Goldstein, who was playing only his 10th match on the men's tour since turning professional last autumn, triumphed 6-4, 7-6, 6-7, 6-2 in a game lasting a minute under three hours. Even in the set Rusedski won he needed eight set points - it went to 11-9 in the tie-break - and against a player he said was among the best returners of serve he had ever faced, the 25-year-old made a ghastly total of 76 unforced errors.

It was Rusedski's third defeat in four matches so far this year and he lamented, "Maybe I should have done what Pete did - just stay at home. I think it was a good play for him to do that. He was so burned out he needed a rest and this is the toughest Grand Slam to get ready for.

"At the moment it hurts because this was a good opportunity the way the draw was panning out but maybe, in retrospect, it will prove good for me. I'm very disappointed but I couldn't raise my game to the level I had to and he returned unbelievably well. He challenged me every single point and I was not up to the task.

"I got only 51 per cent of my first serves in and against a player with his quality of return you have to be up at about 60 per cent at least."

The 22-year-old Goldstein graduated from Stanford University in California last summer - he was a fellow student of Tiger Woods - and at the US Open in September took a set off Sampras. Rusedski watched that match but still was not quite prepared for yesterday's display.

"I dug out some balls he was not expecting and created some angles,": Goldstein said. "He was a little bit frustrated, but he was real gracious in defeat and I appreciate that. He showed a lot of class.

"Greg is one of the top two or three servers in the game, but I went in with a fair bit of confidence."

Rusedski's frustration was apparent to everyone when he missed his second set-point chance at 5-4 in the second set. He angrily smashed the ball down the other end of the court, almost hitting a line judge, and was given a warning.

After eventually levelling, the third set went with serve into another tie-breaker. Goldstein won that 7-5 with a double-handed winner which flashed across Rusedski from the backhand wing and, with his tail up, he hit three more to break in the opening game of the fourth set.

At that Rusedski slung his racket away and it was hardly worth retrieving. He was broken again for 4-1 and virtually gave up. He did save two match points but on a third he hit a smash way over the baseline.

John McEnroe came through the qualifying to reach the Wimbledon semi- finals in 1977 - when he was aged 18 - but Goldstein may have to beat the 10th seed, Yevgeny Kafelnikov, and 15th seed Todd Martin in addition to Andrei Pavel to progress that far.

There was disappointment for the home crowd when the 17-year-old prodigy Lleyton Hewitt, conqueror of the 13th- seeded Frenchman, Cedric Pioline, in the first round, went out in four sets to Tommy Haas. Hewitt won the first set and had the German 4-2 in the second before Haas came back and wore down the Australian.

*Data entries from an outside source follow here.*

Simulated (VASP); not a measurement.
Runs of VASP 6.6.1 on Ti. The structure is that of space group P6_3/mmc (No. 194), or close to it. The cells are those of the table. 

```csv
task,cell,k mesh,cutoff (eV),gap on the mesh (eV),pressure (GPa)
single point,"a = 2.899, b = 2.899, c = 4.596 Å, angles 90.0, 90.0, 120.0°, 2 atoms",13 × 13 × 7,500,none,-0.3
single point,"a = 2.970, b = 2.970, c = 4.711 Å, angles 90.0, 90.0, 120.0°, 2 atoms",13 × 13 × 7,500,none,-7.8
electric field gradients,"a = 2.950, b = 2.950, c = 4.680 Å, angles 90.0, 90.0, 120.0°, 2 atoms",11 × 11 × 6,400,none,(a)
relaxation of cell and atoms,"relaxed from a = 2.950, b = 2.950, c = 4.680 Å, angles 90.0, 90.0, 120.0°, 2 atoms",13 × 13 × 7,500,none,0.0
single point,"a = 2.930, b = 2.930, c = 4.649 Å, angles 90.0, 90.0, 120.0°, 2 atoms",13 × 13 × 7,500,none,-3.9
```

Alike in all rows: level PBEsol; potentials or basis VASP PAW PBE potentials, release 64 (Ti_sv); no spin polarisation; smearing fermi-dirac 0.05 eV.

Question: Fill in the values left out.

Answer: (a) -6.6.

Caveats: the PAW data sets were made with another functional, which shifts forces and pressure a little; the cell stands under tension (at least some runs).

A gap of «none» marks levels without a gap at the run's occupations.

"It was a big disappointment because there was an opportunity there to make the third round of a Grand Slam - and there's no seeds in my section either," Hewitt said.

"I play my best tennis when I'm pumped. Today I lost some emotion at the end. I couldn't stay pumped for the whole match and I think it showed in the end."

In the women's singles, Anna Kournikova advanced in a match littered with unforced errors. To groans from the crowd, the 18-year-old Russian racked up an astonishing 31 double faults in overcoming Miho Saeki of Japan.

Time appears to be catching up on Arantxa Sanchez-Vicario. The No 4 seed ran up against the electrifying Austrian prospect Barbara Schett, whose power play unplugged the Spaniard's challenge.